Emandwillial, my mum did that with my sister when she was a baby too. She was worried about going back in and just taking the baby incase someone thought she was stealing her, when no-one stopped her she went back in and told them off for not noticing someone taking a baby.

Groovee · 13/06/2011 08:12

We were in London and went to the apple store and were at the children's mac area while dh spoke to a staff member. 3 of the 4 computers were being used by what looked like siblings and a member of staff. Next thing the police are there.....the children had been there for around 2 hours as their parents had just dumped them there while they went shopping for new clothes for themselves. 2 of the children started crying loudly and the police calmed them down. The parents still hadn't appeared in the time we were there and the apple staff said they'd not seen them come in but security were checking CCTV to see roughly when they were left.

I heard the police saying that some parents don't get that you can't just dump kids in a store and said it happened a lot in Hamleys.

Morloth · 13/06/2011 08:27

DS1 is allowed into stores now with his own money and certainly allowed to browse a market stall while we are in the same vicinity if not standing right next to him.

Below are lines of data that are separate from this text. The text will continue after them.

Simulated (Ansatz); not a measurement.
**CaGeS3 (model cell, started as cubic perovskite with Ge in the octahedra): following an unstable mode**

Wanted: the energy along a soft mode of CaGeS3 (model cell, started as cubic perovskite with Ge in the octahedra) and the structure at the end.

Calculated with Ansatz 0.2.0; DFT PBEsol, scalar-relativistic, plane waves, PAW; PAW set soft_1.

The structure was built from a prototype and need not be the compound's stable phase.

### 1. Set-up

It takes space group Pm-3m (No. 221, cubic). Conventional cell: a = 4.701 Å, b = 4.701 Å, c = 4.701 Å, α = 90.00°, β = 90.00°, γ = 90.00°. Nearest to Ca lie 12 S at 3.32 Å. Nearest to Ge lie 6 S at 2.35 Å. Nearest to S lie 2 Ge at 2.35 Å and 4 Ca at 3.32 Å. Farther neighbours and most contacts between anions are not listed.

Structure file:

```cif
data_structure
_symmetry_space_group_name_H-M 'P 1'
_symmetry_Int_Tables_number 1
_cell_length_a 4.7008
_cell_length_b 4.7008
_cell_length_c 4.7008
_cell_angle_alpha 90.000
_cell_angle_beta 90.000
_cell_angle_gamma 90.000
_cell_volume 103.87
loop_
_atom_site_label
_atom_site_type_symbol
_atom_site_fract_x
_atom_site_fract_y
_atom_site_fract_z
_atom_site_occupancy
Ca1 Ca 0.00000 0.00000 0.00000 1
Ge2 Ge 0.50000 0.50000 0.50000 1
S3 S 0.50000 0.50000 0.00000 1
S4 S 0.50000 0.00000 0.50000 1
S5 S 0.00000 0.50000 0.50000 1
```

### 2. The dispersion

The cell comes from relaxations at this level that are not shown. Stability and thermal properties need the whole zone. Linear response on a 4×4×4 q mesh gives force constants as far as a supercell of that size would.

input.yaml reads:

He is a very sensible 7 year old and chomping at the bit for his independance. I trust him to stay where he says he will, to not wander off with anyone who can't say the 'password' under any circumstances.

I would never however have asked any random stranger to keep an eye on him at anytime.

I may not always be in his sight but he is always in mine (though he doesn't know it and neither presumably do the people around him).